Cloud Pub/Sub

         Have you ever had to process a large number of requests but were unable to do so because our computer's processing speed was insufficient to handle the load?

It's a terrible condition since eventually our service will stall or requests will start being timed out. Exactly this kind of circumstance calls for the employment of a tool called a message queue.

By simply adding the incoming request from the user to a queue, we can use the message queue. Then, our service can take these requests one at a time from the queue and handle them as it sees fit.


What is Cloud Pub/Sub?



As the name pub/sub indicates, cloud pub/sub supports a publisher-subscriber model. The objective of cloud pub/sub is to deliver reliable asynchronous messaging between applications. We can send and receive messages between separate apps using Cloud Pub/Sub which is a fully-managed real-time messaging service for event driven systems.


Core Concepts

  • Topic: To which publisher sends the messages.

  • Subscription: We must subscribe to the topic in order to receive the data published to it. The streaming message from a particular topic that will be sent to the subscribing application is represented by a subscription.

  • Message: Data to be published and subscribed.

  • Message attribute: The publisher can specify a key-value pair for the message depending on the language of the receiver.

 

How Pub/Sub works?

A publisher application creates and sends messages to a topic which is a named resource and the messages are stored until acknowledged by all subscribers. To receive these messages, a subscriber application creates a subscription to a topic. The subscriber receives a message by either cloud pub/sub pushing them to the subscriber’s chosen endpoint or by subscriber pulling them from the service. When the message is acknowledged by the subscriber, it is removed from the subscription backlog and not delivered again. The message itself can contain the payload and optional attributes that describe the payload content. 

Publisher-Subscriber Relationships

 

   One-to-many                    Many-to-one                     Many-to-many


Communication can be one-to-many also called fan-out, many-to-one or fan-in, and many-to-many, which means if subscriber x wants to receive messages from two different publishers, a and b, it can be achieved by creating two subscriptions corresponding to the topics for each publisher, which is a many-to-one model. Similarly, if two different applications want to subscribe to the same message from a publisher, then it can be achieved by creating two different subscriptions from the same topic, which is a one-to-many model.

Google Cloud Pub/Sub

Google Cloud Pub/Sub is a service that offers scalable, reliable, and secure communications capabilities to link different cloud-based applications together. Cloud Pub/Sub enables many-to-many structured asynchronous information transfers both inside and outside of the Google Cloud Platform. The system is currently flexible and adaptable to practically any circumstance because of its relatively simple interface, which is operable utilizing HTTP and JSON through its API. We can use the client libraries offered by Google to make access to cloud pub/sub easier, much like with other APIs.

Features

  • Able to perform global message routing to make multi-regional systems simpler.

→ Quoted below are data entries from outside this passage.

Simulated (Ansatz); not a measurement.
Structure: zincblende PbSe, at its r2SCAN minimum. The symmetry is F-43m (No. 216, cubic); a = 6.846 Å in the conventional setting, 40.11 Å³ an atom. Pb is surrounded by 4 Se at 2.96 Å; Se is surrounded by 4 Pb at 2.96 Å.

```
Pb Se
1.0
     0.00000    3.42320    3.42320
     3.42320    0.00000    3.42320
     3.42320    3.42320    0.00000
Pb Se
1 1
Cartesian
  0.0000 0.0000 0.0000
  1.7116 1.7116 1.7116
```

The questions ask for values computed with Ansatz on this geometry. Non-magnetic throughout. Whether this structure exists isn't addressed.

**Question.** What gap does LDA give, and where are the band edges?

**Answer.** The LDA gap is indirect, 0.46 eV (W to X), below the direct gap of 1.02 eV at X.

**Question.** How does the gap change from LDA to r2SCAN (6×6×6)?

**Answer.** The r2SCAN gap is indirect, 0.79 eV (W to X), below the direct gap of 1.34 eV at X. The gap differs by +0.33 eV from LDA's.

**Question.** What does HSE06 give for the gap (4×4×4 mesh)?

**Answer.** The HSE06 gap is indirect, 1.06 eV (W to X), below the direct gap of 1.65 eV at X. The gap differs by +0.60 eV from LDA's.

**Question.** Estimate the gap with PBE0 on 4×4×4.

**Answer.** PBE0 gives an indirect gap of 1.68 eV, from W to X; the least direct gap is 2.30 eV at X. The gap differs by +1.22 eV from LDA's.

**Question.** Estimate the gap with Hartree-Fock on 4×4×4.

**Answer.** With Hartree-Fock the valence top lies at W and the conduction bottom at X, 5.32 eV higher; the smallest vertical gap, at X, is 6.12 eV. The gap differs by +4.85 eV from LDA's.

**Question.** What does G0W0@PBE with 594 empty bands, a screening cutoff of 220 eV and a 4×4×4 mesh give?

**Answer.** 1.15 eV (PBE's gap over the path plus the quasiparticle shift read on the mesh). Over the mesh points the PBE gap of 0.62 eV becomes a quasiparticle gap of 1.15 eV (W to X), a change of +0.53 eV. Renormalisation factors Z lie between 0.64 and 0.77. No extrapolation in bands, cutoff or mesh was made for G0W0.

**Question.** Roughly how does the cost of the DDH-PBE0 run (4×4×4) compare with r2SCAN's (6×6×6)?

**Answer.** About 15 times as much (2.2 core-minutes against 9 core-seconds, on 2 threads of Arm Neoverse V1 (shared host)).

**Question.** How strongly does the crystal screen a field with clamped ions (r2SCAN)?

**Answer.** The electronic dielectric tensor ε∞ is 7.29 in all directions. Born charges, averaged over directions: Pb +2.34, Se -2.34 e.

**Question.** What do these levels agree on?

  • For publishers and subscribers, we can set up distinct quotas and billing.

  • At-least-once delivery is guaranteed at any scale through synchronous, cross-zone message replication and per-message receipt tracking. Each message is delivered at least once using Pub/Sub, therefore messages may be resent.

  • Cloud Pub/Sub does not use partitions or shards. Just set our quota, publish, and start consuming.

Types of Pub/Sub services

In Pub/Sub, there are two services:

  • Pub/Sub service:  For most users and apps, this messaging service is the default option. Along with automatic capacity management, it provides the greatest level of reliability and the broadest range of integrations. Pub/Sub ensures that all data is replicated synchronously to at least two zones and that a third zone will receive best-effort replication.

  • Pub/Sub Lite service: A different but comparable messaging service created at a lesser cost. Compared to Pub/Sub, it provides less reliability. It provides both regional and zonal topic storage. Topics for Zonal Lite are only saved in one zone. Regional Lite topics asynchronously replicate data to a second zone. We must also pre-provision and manage storage and throughput capacity while using Pub/Sub Lite. Only apply to Pub/Sub Lite when attaining a low-cost warrant some more operational work and decreased reliability.


Common Use Cases


  • Real-time event distribution: Events can be distributed in real time to various applications within our team and company, whether they are raw or processed. The "enterprise event bus" and event-driven application architecture patterns are supported by Pub/Sub. Many Google systems that export events to Pub/Sub can be integrated via Pub/Sub.

  • Ingestion user interaction and server events: We can transmit user interaction events from end-user apps or server events from our system to Pub/Sub for consumption. After that, we can utilise a stream processing tool that sends the events to databases, like Dataflow. These databases include Cloud Storage, Cloud Bigtable, and BigQuery, as examples. We can simultaneously collect events from numerous clients using Pub/Sub.

  • Parallel processing and workflows. parallel workflows and processing. By connecting to Cloud Functions using Pub/Sub messages, we may easily divide a variety of tasks across numerous employees. Sending email notifications, reformatting photographs, testing AI models, and compression of text files, are a few examples of such jobs.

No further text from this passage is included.